Overall, the FRC’s early reporting review tells a positive story

The Financial Reporting Council’s (‘FRC’) new UK Stewardship Code 2020 (‘The Code’) took effect on 1 January 2020 and sets a high bar for stewardship performance and reporting of those investing money on behalf of UK savers and pensioners. 

The Code is relevant for pension funds and insurers, asset managers and the third parties that support them. The Code defines stewardship as the responsible allocation, management and oversight of capital to create long-term value for clients and beneficiaries leading to sustainable benefits for the economy, the environment and society. 

The changes to the code mean it is now at the forefront of stewardship internationally.

The first official Stewardship Reports will be submitted in early 2021, but there are already examples of asset managers and asset owners who have started to align their reporting to the new Code. 

To support prospective signatories in meeting the higher expectations set by the Code, the FRC has published a Review of Early Reporting (‘The Review’). 

The purpose of our Review is to support prospective signatories in meeting the new reporting expectations. It offers a wealth of practical guidance and includes examples that demonstrate good reporting and highlights areas for improvement. 

The review analysed 21 responsible investment, active ownership and stewardship reports, and looked at how well prospective signatories are addressing the higher standards that have been set. The Review highlights what has been reported well, using examples to demonstrate a range of effective approaches, and highlights areas where reporting needs to improve. 

Although most of the reports reviewed were from asset managers, many of the points made are relevant to asset owners and service providers. The results are encouraging. It is a good sign that prospective signatories are already working hard to meet the requirements of the new Code, and review what they do, how they do it, and how they report on it. 

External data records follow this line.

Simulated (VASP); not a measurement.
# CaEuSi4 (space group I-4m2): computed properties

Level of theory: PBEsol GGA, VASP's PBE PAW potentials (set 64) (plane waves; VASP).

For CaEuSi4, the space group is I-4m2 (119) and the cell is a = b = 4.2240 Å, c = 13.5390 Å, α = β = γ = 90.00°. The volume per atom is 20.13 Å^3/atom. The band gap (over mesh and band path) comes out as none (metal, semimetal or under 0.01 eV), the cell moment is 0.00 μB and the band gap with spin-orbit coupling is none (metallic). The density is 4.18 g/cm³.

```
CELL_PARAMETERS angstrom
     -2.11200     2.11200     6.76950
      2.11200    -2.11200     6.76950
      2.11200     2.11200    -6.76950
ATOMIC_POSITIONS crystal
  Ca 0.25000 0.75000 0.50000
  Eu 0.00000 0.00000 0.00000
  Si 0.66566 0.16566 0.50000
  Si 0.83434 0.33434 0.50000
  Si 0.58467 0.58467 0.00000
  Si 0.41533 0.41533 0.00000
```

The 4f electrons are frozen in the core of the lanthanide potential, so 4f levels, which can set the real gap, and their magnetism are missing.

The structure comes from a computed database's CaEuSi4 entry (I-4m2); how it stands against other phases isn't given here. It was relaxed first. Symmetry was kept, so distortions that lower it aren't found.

Better quality reports clearly explain their organisation’s purpose and beliefs and provide distinctive reporting that connects this to their stewardship practice during the reporting period. The review revealed good examples and case studies demonstrating stewardship activity, with some reports identifying outcomes well, particularly in relation to engagement and collaboration.

“There are already examples of asset managers and asset owners who have started to align their reporting to the new Code”

We also saw good examples of reporting on how organisations are integrating stewardship, ESG and investment. Better reporting makes good use of both quantitative and qualitative information. Quantitative reporting gives a sense of how consistently the approach is applied, while examples and case studies can provide depth and insight into how this works in practice. We saw some good graphical representations of information, including processes, engagement reporting and vote summary information.

Despite some encouraging signs, there is a lot of scope for prospective signatories to enhance their practice and reporting. All reports need to explain how they have applied all the Principles and reporting expectations of the Code (apply and explain). 

We’re also looking for reports to provide evidence that demonstrate their organisation’s approach, and to back up statements about activity. This is key as we move away from policy statements and towards activity and outcome reporting. 

Also, investors need to demonstrate reporting across different asset classes – even if this approach or reporting is not as mature as for listed equity. Clients and savers who are invested in bonds, real estate or multi asset funds should also see what is happening here. 

Even in listed equities, we would like to see more reporting about the differences in approach taken, while there is a lot of explanation about stewardship in ESG, sustainability or responsible investment-focused funds, we would really like savers in all types of funds to be able to understand how stewardship has worked for them. We want reports to be fair, balanced and understandable.

Not only by being transparent about how developed an organisation’s stewardship approach is across asset classes and geographies, but also by acknowledging setbacks as well as successes, and identifying areas for improvement in the future. 

Overall, our early reporting review tells a positive story and we hope that prospective signatories to the Code find it helpful as they think about their reporting.  The FRC commends those investors who have already begun to align their reporting to its principles. 

We are encouraged by the number of investors who have engaged with the spirit of the Code and used it as a framework to review their practices and reporting. We were pleased that reports made a serious attempt to apply and report on the Code, and we see encouraging examples of good reporting. 

We really want the first set of reports to be high quality, informative and to help shine a light for savers and beneficiaries on how the industry is making their money work for them. 

It will be a key tool to help applicants prepare their new stewardship reports and reinforce the UK’s reputation as a centre for excellence in stewardship. Widespread adoption by the investment community will reinforce the attractiveness of the UK as a place to do business and deliver real benefits to the economy, the environment and society more broadly. 

The FRC will monitor the Code’s effectiveness as a tool to promote high standards of stewardship practice and will engage with companies and other stakeholders to understand the Code’s impact on the quality of conversations.

Claudia Chapman is Head of Stewardship at the Financial Reporting Council.